October 12, 2012 at 7:52 am
WayneS (10/11/2012)
honza.mf (10/11/2012)
Hugo Kornelis (10/11/2012)
Transactions (that's what "TRAN" is short for) are primarily used to ensure that a series of statements that form a single unit of work are either completely executed, or not at all. The classic example is the bank account - if I pay you 500 dollars, that amount is subtracted from my account and added to your account. Assuming that this is implemented using two update statements, we both prefer that either both statements succeed, or both statements fail. (Okay, I guess I may have a slight preference for both failing, whereas both succeeding would be your first choice;-)). Neither of us want the statement that takes money from my account to succeed and the statement that adds it to yours to fail, as that would make the 500 dollars disappear completely. This can be ensured by starting a transaction first, then checking for errors, and either forcing a rollback of the entire transaction (if anything went wrong), or committing the entire transaction (is all went okay).
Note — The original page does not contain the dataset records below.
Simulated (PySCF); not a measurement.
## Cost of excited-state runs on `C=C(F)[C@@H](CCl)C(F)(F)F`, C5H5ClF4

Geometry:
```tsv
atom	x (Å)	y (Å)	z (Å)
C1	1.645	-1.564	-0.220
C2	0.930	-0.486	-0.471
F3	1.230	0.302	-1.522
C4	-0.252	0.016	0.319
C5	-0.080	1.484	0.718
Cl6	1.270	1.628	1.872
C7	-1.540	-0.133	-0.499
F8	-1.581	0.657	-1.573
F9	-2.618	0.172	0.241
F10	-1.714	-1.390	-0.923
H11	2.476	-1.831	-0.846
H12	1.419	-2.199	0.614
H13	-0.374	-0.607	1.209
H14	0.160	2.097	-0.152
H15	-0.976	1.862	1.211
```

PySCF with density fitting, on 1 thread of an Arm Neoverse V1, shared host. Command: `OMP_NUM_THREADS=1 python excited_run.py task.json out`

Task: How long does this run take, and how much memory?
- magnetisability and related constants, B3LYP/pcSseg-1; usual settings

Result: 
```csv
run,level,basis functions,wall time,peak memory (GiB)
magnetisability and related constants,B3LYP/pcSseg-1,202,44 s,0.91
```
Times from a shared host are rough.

If the update that subtracts from your account fail and the later will succeed, you both will be happy. :w00t:
True... but the other party in this transaction (the bank) won't be.
Right. Who cares?
The bank of course, so they have transactions properly implemented (we must hope).
October 23, 2012 at 4:52 am
honza.mf (10/12/2012)
Right. Who cares?
The bank of course, so they have transactions properly implemented (we must hope).
In the UK at least, such processes work entirely in the bank's favour. Transaction 1 - the money is taken from the source account, and inserted into the bank's own funds. Transaction 2 - anything from a few minutes to a few days later, if you're lucky, the money is then taken from the bank and inserted into the destination account.
October 23, 2012 at 5:23 am
Toreador (10/23/2012)
honza.mf (10/12/2012)
Right. Who cares?The bank of course, so they have transactions properly implemented (we must hope).
In the UK at least, such processes work entirely in the bank's favour. Transaction 1 - the money is taken from the source account, and inserted into the bank's own funds. Transaction 2 - anything from a few minutes to a few days later, if you're lucky, the money is then taken from the bank and inserted into the destination account.
Yes. Our banks during foreign currencies transactions waited several days (up to one month) and then made the proper money transfers to dates with best exchange rates (for them). Aren't they cute?
October 23, 2012 at 1:55 pm
Toreador (10/23/2012)
honza.mf (10/12/2012)
Right. Who cares?
The bank of course, so they have transactions properly implemented (we must hope).
In the UK at least, such processes work entirely in the bank's favour. Transaction 1 - the money is taken from the source account, and inserted into the bank's own funds. Transaction 2 - anything from a few minutes to a few days later, if you're lucky, the money is then taken from the bank and inserted into the destination account.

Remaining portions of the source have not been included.